Climate policy should be based on empirical evidence, not computer models

Climate predictions are speculation about the future backed not by real-world data but by mathematical models. No wonder they wildly over-predict warming

By Kenneth P. Green, Fraser Institute, 2023

Much of our understanding of anthropogenic climate change, and much of the debate over climate science and climate policy, is based on mathematical computer modeling. Rarely, if ever, do we see much discussion of empirical measurements of climate change; global average temperature and sea level are rare exceptions.

But empirical measurements of climate-policy impacts, empirical measurements of changes that might or might not validate the modeled climate projections, or empirical measurement of meteorological (weather) changes, are scarce to non-existent in most media.

Information from models dominates nearly every element of the discussion about the climate:

  • modeling of how the climate works
  • modeling of what human activities influence the global climate
  • modeling of how human activities might influence the local climate
  • modeling of how climate changes manifest as weather or meteorological changes
  • modeling of how those activities might change over time
  • modeling of how public policies involving greenhouse-gas controls might mitigate climate change
  • modeling of how people might respond to climate policies behaviourally (economically), and so on.

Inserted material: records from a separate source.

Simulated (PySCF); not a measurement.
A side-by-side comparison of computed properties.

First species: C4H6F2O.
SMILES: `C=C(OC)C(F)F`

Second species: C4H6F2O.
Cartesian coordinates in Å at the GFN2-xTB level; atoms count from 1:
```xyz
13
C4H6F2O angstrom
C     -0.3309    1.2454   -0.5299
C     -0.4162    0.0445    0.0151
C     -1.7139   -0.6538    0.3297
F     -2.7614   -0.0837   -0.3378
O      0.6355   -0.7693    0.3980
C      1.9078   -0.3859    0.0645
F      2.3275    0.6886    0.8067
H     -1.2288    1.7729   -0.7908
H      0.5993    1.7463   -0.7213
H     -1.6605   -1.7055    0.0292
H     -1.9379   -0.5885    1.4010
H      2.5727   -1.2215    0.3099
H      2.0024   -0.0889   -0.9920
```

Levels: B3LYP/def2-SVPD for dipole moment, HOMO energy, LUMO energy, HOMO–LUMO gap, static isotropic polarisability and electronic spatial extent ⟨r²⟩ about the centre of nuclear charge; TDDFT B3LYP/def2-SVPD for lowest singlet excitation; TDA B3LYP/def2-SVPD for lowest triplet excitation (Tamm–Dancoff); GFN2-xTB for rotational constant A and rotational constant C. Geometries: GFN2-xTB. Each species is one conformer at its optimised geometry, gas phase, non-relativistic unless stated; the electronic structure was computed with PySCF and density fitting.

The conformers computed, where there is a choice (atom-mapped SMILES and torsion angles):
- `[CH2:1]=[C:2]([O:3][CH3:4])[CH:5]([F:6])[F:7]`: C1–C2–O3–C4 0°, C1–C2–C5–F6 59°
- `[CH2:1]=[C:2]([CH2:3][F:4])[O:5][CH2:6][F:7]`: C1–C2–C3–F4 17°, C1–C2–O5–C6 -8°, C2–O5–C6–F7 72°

At the same time, many of the assumptions that shape these models are simply speculation about the future put to numbers. Modellers create scenarios and story-lines of future societal development, estimate greenhouse-gas emissions from those scenarios and story-lines, and plug those values into mathematical climate models that predict future warming and the harms of that warming.

Climate policy should be based on same rules of empirical evidence as courts of law

For those who believe that public policy should be based on the same calibre of evidence one might demand in a court of law to determine guilt or innocence of a crime, the almost complete reliance on model outputs is problematic. Why? Because the model outputs are not, in fact, empirical evidence of anything concrete in the physical world.

The outputs of computer models speculate on how things might be, rather than how things actually are. It is a critical distinction between science and not-science, evidence and not-evidence.

Public policy should be based on the same calibre of evidence one might demand in a court of law to determine guilt or innocence of a crime. Instead, the model outputs are not, in fact, empirical evidence of anything concrete in the physical world.

And in fact, computer model outputs are often at odds with actual, empirically measured reality. This study examines only two such divergences within the broader subject of climate-change science and policy: the divergence between modeled estimates of the sensitivity of earth’s atmosphere to greenhouse-gas enrichment, and the disagreement between modeled predictions and actual rates of greenhouse-gas enhancement.

As the study shows, the tendency of speculative mathematical climate models has been to over-estimate how sensitive the earth’s atmosphere is to enrichment with greenhouse gases, when compared to estimates based on measurement of actual temperatures and greenhouse-gas enrichment. To put it simply, they over-predict atmospheric warming, and the derivative consequences that would flow from such warming.

In addition, models used to predict the enrichment of the atmosphere with greenhouse gases have also been more extreme than reality has demonstrated. Combined, these two modeled parameters, the sensitivity of the climate and how much greenhouse gas would be emitted in the future, have generated the scenarios of extreme climate change that have dominated the discussion for the last 20 years.

Models run ‘too hot’ in predicting climate

The policy implications of the mismatch between model-based and measurement-based estimates of climate warming are fairly obvious.

When compared with measurement-based estimates of climate sensitivity, model-based estimates appear to be running “too hot” and, as a consequence, policies to mitigate such changes are themselves likely running “too hot” and overly aggressive. Measurement-based estimates suggest an atmosphere less sensitive to greenhouse-gas enrichment than the models.

This would, in turn, suggest that less-aggressive efforts to mitigate greenhouse-gas emissions, perhaps also with longer time-horizons, should be enough to protect the world from possible climate change.